The April 13, 2011 online edition of the Guardian newspaper carried a story which tweaked my interest. It was a story filed from Mexico concerning two men who are the last known speakers of Ayapaneco – which they call Nuumte Oote. This ancient language is hundreds of years old having survived the Spanish invasion, wars, famines, floods and the death of the tribes for whom it was their native tongue. Now, Manuel Segovia, 75, and Isidro Velazquez, 69, are the sole and final resting place of the language.
There is just one problem.
They don’t speak to each other – and haven’t for years, even though they live just a quarter mile apart.

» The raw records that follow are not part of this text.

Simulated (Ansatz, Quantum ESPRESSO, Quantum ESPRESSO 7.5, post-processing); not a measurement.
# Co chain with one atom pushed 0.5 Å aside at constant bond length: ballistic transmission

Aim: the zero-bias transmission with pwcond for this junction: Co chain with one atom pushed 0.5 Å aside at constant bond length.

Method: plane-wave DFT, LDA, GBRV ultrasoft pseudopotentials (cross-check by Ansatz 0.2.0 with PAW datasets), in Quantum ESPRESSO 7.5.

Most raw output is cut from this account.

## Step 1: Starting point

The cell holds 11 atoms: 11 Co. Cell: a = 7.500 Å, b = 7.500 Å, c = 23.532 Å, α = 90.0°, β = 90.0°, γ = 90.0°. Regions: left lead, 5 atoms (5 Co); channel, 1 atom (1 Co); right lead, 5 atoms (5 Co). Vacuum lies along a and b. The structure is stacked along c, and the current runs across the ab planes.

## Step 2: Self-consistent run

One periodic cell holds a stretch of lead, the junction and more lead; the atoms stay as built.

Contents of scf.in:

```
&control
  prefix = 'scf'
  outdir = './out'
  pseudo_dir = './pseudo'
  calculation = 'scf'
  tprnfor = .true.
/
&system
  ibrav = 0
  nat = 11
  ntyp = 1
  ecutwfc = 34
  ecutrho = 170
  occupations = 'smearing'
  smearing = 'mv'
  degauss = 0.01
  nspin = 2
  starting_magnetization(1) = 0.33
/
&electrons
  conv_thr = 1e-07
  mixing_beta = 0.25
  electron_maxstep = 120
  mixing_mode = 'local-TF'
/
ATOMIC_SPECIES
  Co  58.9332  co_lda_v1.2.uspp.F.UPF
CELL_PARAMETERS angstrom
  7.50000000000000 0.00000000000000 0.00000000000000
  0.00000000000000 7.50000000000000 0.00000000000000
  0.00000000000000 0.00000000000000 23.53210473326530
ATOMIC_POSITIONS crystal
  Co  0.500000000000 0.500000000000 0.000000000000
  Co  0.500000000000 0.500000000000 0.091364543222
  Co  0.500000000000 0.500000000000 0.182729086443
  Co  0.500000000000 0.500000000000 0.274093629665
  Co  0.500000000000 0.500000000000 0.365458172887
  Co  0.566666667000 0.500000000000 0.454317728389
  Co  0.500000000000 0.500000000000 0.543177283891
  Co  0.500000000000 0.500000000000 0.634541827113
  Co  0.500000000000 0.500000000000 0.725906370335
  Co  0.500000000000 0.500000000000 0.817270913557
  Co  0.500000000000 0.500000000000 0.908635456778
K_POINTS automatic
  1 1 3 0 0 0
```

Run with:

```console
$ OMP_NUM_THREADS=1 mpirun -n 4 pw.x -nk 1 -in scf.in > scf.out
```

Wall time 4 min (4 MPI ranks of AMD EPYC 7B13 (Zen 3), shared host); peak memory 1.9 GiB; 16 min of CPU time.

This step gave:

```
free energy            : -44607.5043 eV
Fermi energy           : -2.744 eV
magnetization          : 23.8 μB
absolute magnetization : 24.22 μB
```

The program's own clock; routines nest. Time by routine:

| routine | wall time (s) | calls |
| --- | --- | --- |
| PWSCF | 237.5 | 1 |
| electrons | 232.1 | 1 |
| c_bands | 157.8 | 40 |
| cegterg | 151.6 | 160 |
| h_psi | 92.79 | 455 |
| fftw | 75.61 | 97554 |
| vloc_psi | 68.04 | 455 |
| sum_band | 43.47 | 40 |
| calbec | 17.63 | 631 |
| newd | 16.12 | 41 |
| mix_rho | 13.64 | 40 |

Turns out, they don’t like each other very much. Nobody knows why – probably some long forgotten conflict solidified into mutual, prideful paralysis of soul. Whatever the reason, the result is the likely disappearance of the language of a once powerful, noble nation. The last trace of who they were, gone because two men have decided the other is not worth speaking to. A language unspoken, dies.
It got me to thinking. Might this be part of the reason Jesus, Paul, Peter, John – to name just a few – spend so much time saying over and over again, and in multiple ways, that the disciples of Jesus are to love one another? What happens if we don’t? What language dies if we no longer speak to one another? And what other words die because that word has died? Love never dies alone – it takes life along with it.
Nuumte Oote means “true voice”. The unnamed and unresolved conflict between the two neighbors will result in the death of the “true voice”.
When love is no longer spoken, truth is silenced as well. Paul said as much, reminding us that love makes way for truth – not the other way around. When love no longer makes way, truth has nowhere to go. It sits at home becoming distorted and twisted into a weapon of subjugation. But love makes truth flexible, supple – able to be inserted into the tiny spaces of terror where it sets free those sitting all alone in the dark.
The challenge is to live and speak love loud – often – and in living conversation. That language will never die, even when faith and hope have lost their voice.